Algonquin officials and the union representing its 36 police officers have signed a four-year contract, one that gives its members a 2 percent raise every year.
The agreement also provides annual "step" increases for certain officers that range from 5.5 to 19 percent. Those increases apply to the 10 officers who have been on the force less than eight years. Under another provision, officers hired after the contract was settled are required to pay more for their health insurance premiums -- Algonquin has not hired a new officer since 2008, officials said.
Talks lasted between six and nine months and both parties said there were no major issues during the negotiations.
"We're happy with it," Misty Marinier, president of Metropolitan Alliance of Police Chapter 78, said of the contract. "There's not one thing in particular that's better than another."

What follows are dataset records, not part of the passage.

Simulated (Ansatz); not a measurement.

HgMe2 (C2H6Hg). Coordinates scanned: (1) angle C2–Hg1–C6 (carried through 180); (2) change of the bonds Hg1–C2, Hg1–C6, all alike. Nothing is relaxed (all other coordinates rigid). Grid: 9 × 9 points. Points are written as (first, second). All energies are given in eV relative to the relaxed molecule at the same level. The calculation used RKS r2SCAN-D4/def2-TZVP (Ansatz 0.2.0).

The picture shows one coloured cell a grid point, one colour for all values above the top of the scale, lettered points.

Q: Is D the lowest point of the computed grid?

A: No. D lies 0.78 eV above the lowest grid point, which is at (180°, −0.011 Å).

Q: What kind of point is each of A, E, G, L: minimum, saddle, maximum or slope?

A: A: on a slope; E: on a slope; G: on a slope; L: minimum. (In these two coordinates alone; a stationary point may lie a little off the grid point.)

The raises are retroactive to May 1; the contract expires April 30, 2017 and was ratified late last month.
The police officers would receive their 2 percent raises every May 1.
The deal means a new officer makes a starting salary of $51,229. It would be bumped up to $52,254 next May. The step increase would kick in on the officer's service anniversary, bringing his or her salary to $55,153.
In May 2015, the same officer would be paid $56,256. Another step increase that year would bring the salary up to $59,572.
The final raise of the contract would come May 1, 2016, and at that point, the same officer would make $60,764. The final step increase would take the salary to $64.175, a 5.6 percent increase.
An officer who has been on the force for five years currently makes $67,471. In the final year of the contract, 2017, a step increase would cause the officer's $80,032 salary to jump 19 percent to $95,250.
The remaining 26 officers who have more seniority will receive the 2 percent raises, but not the step increase, as they have already topped out of the system, said Todd Walker, the village's human resources director. By the end of the contract, all of the current officers will have topped out, he said.
Meanwhile, as part of a cost savings measure, new officers will have to pay 15 percent more for their insurance premiums, Walker said. The village previously paid the entire cost, he added.